Why are most catamarans, length divided by beam, near 50% while trimarans appear to be closer to 66%? Is there any reason you couldn't make a catamaran just as wide as a trimaran of the same length?
You obviously mean beam overall, rather than demihull. The width apart of the hulls dictates the stability (for driving force v sail area) but also structural strength. Thus if you make the hulls further apart, the biggest influence will be the strength of the beams and being aluminium or mostly composite, the deflection is the driver. To minimise the deflection becomes harder with hulls which are further and further apart. Not impossible, but the compromises required can lead to a design that is not satisfactory. A tri-has hull spacing much closer, thus the structural loading is different and easier to control deflections. In a nut shell.
Beam A post by me from another thread-actual beam of a number of racing catamarans. Trimarans vary from less than square to over square. For instance Hydroptere is 1.36 times as wide as it is long. The Rave, Osprey and Hobie trifoiler are over square as well. There is a conviction among some that nearly square or over square cats don't tack well. Thats not my experience in RC models. Oversquare trimarans can tack very well. Doug Lord said: ↑ ================= 1) Hydroptere.ch- a. LOA 10.85m ( 35.58' ) b. Beam 10.4m (34.11 ) Beam 96% of length - 2) Decision 35 a. LOA 10.81 m ( 35.46' ) b. Beam 6.89 m ( 22.59' ) Beam 64% of length - 3) Alinghi AC cat a. LOA 33.5m ( 110' ) b. Beam 25.3m (83' ) Beam 75% of length - 4) AC 72 a. LOA 22m ( 72' ) b. Beam 14m ( 46' ) Beam 64% of length - In contrast, the new AC 45's are more conventional( beam wise)- 5) AC 45 a. LOA 13.45m ( 44' ) b. Beam 6.9m ( 22.6' ) Beam 51% of length - 6) Extreme 40's a. LOA 12.19m ( 40' ) b. Beam 7.92m (26' ) Beam 65% of length - 7) Whites Dragon(full flying foiler cat) http://www.boatdesign.net/forums/multihulls/whites-dragons-mini-hydroptere-esq-35062.html a. LOA 7m ( 22.96' ) b. Beam 4m ( 13.12' ) Beam is 57% of length ----- - Click to expand...

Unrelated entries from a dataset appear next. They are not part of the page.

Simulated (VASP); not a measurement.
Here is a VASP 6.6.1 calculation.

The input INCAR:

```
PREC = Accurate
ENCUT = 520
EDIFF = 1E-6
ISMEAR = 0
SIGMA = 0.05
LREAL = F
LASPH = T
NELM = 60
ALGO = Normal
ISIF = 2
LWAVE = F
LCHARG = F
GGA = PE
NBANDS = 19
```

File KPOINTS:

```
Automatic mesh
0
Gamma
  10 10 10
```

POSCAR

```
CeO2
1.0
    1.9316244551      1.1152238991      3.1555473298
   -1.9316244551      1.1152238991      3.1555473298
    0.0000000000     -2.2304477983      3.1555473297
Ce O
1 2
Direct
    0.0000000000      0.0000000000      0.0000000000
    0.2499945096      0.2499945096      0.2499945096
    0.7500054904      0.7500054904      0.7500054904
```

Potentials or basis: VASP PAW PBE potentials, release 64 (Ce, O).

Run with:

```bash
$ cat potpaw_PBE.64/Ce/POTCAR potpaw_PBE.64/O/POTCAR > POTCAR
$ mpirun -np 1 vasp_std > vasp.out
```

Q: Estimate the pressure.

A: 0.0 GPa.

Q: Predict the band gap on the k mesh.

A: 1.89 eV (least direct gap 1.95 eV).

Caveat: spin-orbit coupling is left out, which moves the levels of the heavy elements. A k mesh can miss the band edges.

Hi Red Dwarf, Having built multihulls since the mid sixties, I remember the problems cat designers had in overcoming the stresses trying to tear the hulls apart. It was overcome much later in cats than in tris. So we have the stresses over a wider span in cats, and the compression load from the mast in the middle of the longer crossbeam, and the tension involved in trying to keep the forestay tight and straight,(absorbed by the main hull of the tri), and the underwing impacts with the waves. All easier to overcome in tris than cats by the limited knowledge of the time and most important, by trial and error by amateurs such as myself who were prepared to build ocean going boats that nobody had built before. Hey, the joy of youth! Cheers, ChrisSR
Probably there are some parameters that I do not know because I have only projected 5 or 6 cats, passenger, cargo and fishing. I have always used the rules of Lloy's Register for "Special Service Craft." In them, torques supported by deck beams depend on several factors, displacement, waterline length and greatest breadth of the hulls at water line. I have seen nothing to suggest that these depend on the ratio LWL / Total Breath of the ship. I would be interested if someone knows, tell me where I'm wrong, for I am sure I have some error.
Hi Tansl, I would see is as abeam with mast load in the middle(compression) and get it engineered by a Nav. Arch. familiar with multihulls,(not all Nav. Archs are)to handle the boat being droped off waves. Cheers ChrisSR
ChrisSR said: ↑ Hi Red Dwarf, Having built multihulls since the mid sixties, I remember the problems cat designers had in overcoming the stresses trying to tear the hulls apart. It was overcome much later in cats than in tris. So we have the stresses over a wider span in cats, and the compression load from the mast in the middle of the longer crossbeam, and the tension involved in trying to keep the forestay tight and straight,(absorbed by the main hull of the tri), and the underwing impacts with the waves. All easier to overcome in tris than cats by the limited knowledge of the time and most important, by trial and error by amateurs such as myself who were prepared to build ocean going boats that nobody had built before. Hey, the joy of youth! Cheers, ChrisSR Click to expand...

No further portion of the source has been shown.